Crude Oil Faces Steepest One-Day Drop In Over Two Years, Energy Stocks Plunge: Prices 'Are Likely To Remain Under Pressure,' Analyst Says

Zinger Key Points
  • Crude oil futures dropped 6%, nearing $67/barrel, marking the steepest one-day decline since July 2022.
  • Israel’s airstrikes avoid Iranian oil facilities, calming market fears of supply disruptions.

Crude oil prices plummeted over 6% on Monday, approaching levels not seen since early October, as investors processed news of targeted Israeli airstrikes in Iran.

U.S. energy stocks followed suit during premarket trading in New York, with sector ETFs posting sharp losses at the start of the week.

Contracts on West Texas Intermediate (WTI) light crude, as tracked by the United States Oil Fund USO, fell over 6% to around $67 per barrel on Monday morning, marking what could be the worst one-day drop since July 2022.

The sell-off followed Israeli airstrikes over the weekend that targeted military facilities in Iran but spared the country's oil infrastructure.

According to the Israel Defense Forces, the strikes were "targeted and precise," focusing on Iranian missile production and air defense installations.

This measured response likely averted a deeper crisis in the oil market, as analysts warned that a broader assault on Iran's energy sector could have risked up to 1.7 million barrels per day (bpd) of Iranian crude exports and led to further regional destabilization.

U.S. President Joe Biden had cautioned Israel against actions that would directly impact Iran's oil output, warning that such moves could prompt Tehran to retaliate by targeting oil shipping routes in the Middle East.
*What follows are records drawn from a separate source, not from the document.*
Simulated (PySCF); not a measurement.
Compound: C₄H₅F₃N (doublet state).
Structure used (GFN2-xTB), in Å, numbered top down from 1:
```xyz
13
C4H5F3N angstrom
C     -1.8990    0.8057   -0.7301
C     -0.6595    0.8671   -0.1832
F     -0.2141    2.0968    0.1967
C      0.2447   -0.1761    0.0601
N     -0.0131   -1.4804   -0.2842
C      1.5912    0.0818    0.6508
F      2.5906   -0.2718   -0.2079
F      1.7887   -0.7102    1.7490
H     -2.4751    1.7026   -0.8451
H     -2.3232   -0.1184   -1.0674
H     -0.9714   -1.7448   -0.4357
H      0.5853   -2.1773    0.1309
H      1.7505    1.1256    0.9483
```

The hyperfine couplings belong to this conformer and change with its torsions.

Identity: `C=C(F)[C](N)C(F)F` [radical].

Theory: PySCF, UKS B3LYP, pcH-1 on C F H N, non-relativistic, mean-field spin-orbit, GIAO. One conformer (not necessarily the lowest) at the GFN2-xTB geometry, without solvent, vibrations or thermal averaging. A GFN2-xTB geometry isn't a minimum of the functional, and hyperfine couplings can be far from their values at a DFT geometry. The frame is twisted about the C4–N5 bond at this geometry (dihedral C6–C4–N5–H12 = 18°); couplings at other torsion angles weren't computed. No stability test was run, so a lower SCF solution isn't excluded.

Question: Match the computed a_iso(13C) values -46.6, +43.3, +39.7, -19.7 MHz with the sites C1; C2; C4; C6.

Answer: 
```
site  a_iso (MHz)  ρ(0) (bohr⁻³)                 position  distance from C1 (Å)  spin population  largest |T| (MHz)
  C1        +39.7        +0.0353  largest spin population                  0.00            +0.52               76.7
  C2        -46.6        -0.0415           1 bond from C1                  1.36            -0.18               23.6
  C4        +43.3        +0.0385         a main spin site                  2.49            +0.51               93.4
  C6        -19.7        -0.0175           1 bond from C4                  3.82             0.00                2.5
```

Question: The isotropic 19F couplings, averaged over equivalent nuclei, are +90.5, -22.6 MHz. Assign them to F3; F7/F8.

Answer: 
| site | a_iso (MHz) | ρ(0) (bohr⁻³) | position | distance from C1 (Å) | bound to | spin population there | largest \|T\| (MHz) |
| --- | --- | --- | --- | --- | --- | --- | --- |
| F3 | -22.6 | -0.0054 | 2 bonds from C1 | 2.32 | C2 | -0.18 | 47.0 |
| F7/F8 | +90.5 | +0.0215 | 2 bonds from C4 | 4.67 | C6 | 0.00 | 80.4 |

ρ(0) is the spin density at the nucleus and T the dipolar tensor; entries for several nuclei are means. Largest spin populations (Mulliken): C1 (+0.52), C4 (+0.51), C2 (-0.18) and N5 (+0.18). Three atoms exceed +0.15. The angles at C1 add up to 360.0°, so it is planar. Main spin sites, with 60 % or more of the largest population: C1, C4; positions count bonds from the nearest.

Analysts Expect Oil Prices To Remain Under Pressure

Goldman Sachs analysts had previously estimated that a sustained 1 million bpd disruption to Iranian oil supply could have pushed Brent prices up by $10–$20 per barrel.

With no immediate threat to Iran's oil exports, the bank's forecast for Brent reaching the mid-$80s by late 2025 now appears overly optimistic compared to the consensus view.

The restrained nature of Israel's actions has led some analysts to predict that oil prices will remain subdued, especially in light of broader market dynamics.

Warren Patterson, head of commodity strategy at ING Group, highlighted that Israel's focused response leaves "the door open for de-escalation," which seems to be reflected in Monday’s price action.

"If we do see some de-escalation, it would allow fundamentals to dictate price direction once again," Patterson explained, adding that a projected market surplus in 2025 “would mean that oil prices are likely to remain under pressure.”

Ole Hansen, head of commodity strategy at Saxo Bank, indicated that crude prices have now retraced most of the gains made in early October, which were fueled by Chinese economic stimulus and concerns over potential disruptions to Iran's supply. Hansen pointed out that "sluggish demand" and the impending reintroduction of OPEC+ barrels could further weigh on oil prices.

China's Declining Demand, OPEC+ Production Decisions Add To Bearish Sentiment

On the demand side, Chinese consumption—accounting for roughly 15% of global oil demand—has been trending downward since May 2024

According to Pascal Devaux, an economist at BNP Paribas, this decline is tied not only to China's economic slowdown but also to structural changes within its energy sector. "Around 45% of new car registrations in China are for electric vehicles, either battery-powered or hybrid," Devaux said, underscoring the impact of the country's low-carbon transition on oil demand.

Capital Economics forecasts that if OPEC+ follows through on its plan to unwind voluntary production cuts initiated in October, an increase in oil supply combined with weak demand growth could drive prices lower throughout the remainder of 2024 and into 2025.

US Energy Stocks See Sharp Losses

Sector ETFs posted notable declines in early trading:

  • The Energy Select Sector SPDR Fund XLE, which tracks large-cap U.S. energy companies, was down 2.3% at the start of Monday's session. APA Corporation APA, Diamondback Energy, Inc. FANG, and Marathon Oil Corporation MRO all registered losses between 3% and 4%.
  • SPDR S&P Oil & Gas Exploration & Production ETF XOP, a broader measure of exploration and production stocks, slid 2.8%. Kosmos Energy Ltd KOS and Vital Energy Inc. VTLE are both down 4%.
  • VanEck Oil Services ETF OIH dropped 1.7%. Companies like ProPetro Holding Corp. PUMP, Liberty Energy Inc. LBRT, and Noble Corporation plc NE were hit particularly hard, each falling by about 4%.